Finger pointing: Enron changes nothing
Filed in archive SOX by leon on June 06, 2006
According to Weiss, the only lesson corporations learned was how to point the finger at everyone else. And Sarbanes-Oxley will do nothing to stop it happening again.
"Theoretically, Sarbox would have prevented Enron from happening. Realistically, it wouldn't have done a thing, because an exec with "derring-do" such as Skilling (to quote a February 2001 Business Week cover story) would surely have found a way around it. Not that it would have taken much effort. Sarbox requires, for example, that at least one member of every board audit committee be a "financial expert." It requires that an "internal control report" describe how management has done a good job of tackling all those pesky numbers and checked 'em real good. And, of course, the company must tell us -- immediately! -- about any changes in the "code of ethics" for its chief number crunchers. The cost of complying with these and similar requirements has annoyed some smaller companies, adding to the overall luster of Sarbox when viewed from afar.
"What Sarbox has never done, and never could do, is change corporate behavior, anymore than you can stop a car thief by taping a Do Not Steal sign to the dashboard. Remember that CEOs who are going to pull off a mega-scam like Enron, or even a routine stock swindle or accounting trick, are not going to be deterred by a law book or someone with a stinkin' badge. They have a more pragmatic view of corporate responsibility -- they feel they don't have any. If you listened closely, you heard the Enron management credo at the trial. It is the same philosophy that has been employed by second-story men and Mafia bosses since the dawn of the first proto-scam. It can be summed up as, 'If it's broke, it ain't broke, and anyway it ain't my fault.' "

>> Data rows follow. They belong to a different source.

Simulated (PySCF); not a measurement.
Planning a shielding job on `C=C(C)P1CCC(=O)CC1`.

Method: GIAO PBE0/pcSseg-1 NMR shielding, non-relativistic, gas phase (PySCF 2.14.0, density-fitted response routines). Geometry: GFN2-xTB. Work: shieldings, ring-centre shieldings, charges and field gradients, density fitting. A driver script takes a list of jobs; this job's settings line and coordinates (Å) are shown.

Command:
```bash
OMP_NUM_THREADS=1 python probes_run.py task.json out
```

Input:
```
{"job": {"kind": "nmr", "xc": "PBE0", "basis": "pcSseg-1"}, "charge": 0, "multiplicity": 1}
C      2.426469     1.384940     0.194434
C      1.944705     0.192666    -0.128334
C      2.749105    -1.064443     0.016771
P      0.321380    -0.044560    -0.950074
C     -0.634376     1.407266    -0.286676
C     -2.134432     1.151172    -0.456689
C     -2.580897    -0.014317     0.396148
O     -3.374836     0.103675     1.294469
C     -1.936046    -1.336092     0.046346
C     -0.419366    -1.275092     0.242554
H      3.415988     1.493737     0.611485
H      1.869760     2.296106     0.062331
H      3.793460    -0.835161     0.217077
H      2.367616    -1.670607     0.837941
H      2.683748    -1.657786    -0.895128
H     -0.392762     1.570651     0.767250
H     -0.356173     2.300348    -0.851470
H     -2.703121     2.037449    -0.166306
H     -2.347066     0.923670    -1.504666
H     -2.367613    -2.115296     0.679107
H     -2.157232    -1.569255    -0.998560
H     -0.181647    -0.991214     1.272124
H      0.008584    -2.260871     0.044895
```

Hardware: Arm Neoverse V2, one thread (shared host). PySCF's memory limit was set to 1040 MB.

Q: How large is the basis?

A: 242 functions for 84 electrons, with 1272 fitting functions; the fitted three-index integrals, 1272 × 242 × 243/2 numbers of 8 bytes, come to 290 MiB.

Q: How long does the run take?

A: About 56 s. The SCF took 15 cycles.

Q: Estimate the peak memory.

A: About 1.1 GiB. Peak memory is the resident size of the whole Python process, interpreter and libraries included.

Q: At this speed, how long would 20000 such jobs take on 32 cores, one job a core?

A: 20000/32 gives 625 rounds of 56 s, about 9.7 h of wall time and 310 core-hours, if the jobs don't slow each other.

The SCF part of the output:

This is why the calls to overhaul Sarbanes-Oxley won't stop.
The latest is another strong attack from Professor Stephen Bainbridge in TCS Daily.
Bainbridge raises some excellent points.
But the problem for those wanting to dismantle Sarbox boils down to this: while the slums of the rich are still, in the words of Weiss, breeding corporate delinquents, laws like Sarbanes-Oxley are only likely to get more entrenched.